MANUSCRIPT: NYPL-GR (draft) ADDRESS: Revd Henry Ware--D. D.

1.
Henry Ware ( 1764-1845, Harvard 1785), professor of theology at the Harvard Divinity School, was one of the principal founders of Unitarianism in this country.
2.
On December 29, 1824, Ware, Alden Bradford, and Richard Sullivan invited Bryant, as one "known to take a deep interest in religion," to confer at Boston "on the expediency of appointing an annual meeting for the purpose of union, sympathy, & cooperation in the cause of Christian truth & Christian charity." NYPL-BG. In all likelihood the invitation resulted from Bryant's careful analysis for Andrews Norton, in Letter 90, of the state of religion in Berkshire County.

118. To Messrs. H. C. Carey & I. Lea1

Great Barrington Jan. 15 1825

Gentlemen,

I am very sensible of the compliment you pay me in applying to me as a contributor to your new work along with authors so celebrated as those whom you mention in a letter 〈of the 5 inst.〉 which I have just received from you. 2

You may consider me as a contributor, in my way, that of verse I mean, to the work.

As to the matter of compensation I am too poor to work for nothing and we have a great modern authority for the maxim, that a man ought to be paid as well for the sweat of his brains as that of his brow.

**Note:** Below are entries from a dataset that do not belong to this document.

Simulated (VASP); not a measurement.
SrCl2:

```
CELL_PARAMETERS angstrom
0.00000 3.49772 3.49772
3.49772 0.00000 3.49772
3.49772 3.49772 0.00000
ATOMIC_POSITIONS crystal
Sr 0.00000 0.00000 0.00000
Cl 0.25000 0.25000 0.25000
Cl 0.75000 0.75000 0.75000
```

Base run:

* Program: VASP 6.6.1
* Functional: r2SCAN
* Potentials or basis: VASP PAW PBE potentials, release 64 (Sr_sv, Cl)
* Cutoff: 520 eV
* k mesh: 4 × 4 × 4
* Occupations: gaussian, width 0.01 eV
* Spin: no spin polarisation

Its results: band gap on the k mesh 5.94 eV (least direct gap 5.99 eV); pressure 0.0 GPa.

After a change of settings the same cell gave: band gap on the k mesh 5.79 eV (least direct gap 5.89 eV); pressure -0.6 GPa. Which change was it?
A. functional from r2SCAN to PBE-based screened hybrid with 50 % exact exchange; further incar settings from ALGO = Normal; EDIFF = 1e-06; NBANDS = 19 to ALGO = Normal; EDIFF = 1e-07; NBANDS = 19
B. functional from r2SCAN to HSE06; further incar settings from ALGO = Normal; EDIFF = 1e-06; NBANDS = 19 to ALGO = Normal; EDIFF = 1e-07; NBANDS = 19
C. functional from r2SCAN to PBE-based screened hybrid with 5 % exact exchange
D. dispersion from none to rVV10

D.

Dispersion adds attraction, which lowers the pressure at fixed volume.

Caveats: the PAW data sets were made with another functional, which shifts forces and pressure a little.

I do not however wish to fix upon any definite compensa[tion] myself. --I am willing to leave it to you to judge of the value of the articles I shall send you & shall be content with whatever amount you shall think I ought to receive.-- 3

Your obt servt
WM C BRYANT

P. S. I shall expect to receive a copy of the work.

W C BRY'T.

MANUSCRIPT: NYPL-GR (draft).

1.
Henry C. Carey ( 1793-1879) and his brother-in-law Isaac Lea ( 1792-1886) were partners in a highly successful Philadelphia publishing firm ( 1821-1851).
2.
This work was the first American gift annual, The Atlantic Souvenir: A Christmas and New Year's Offering. 1826 ( Philadelphia, 1826). Other writers in the first volume were James Kirke Paulding and Catharine Sedgwick. Carey and Lea's letter is unrecovered.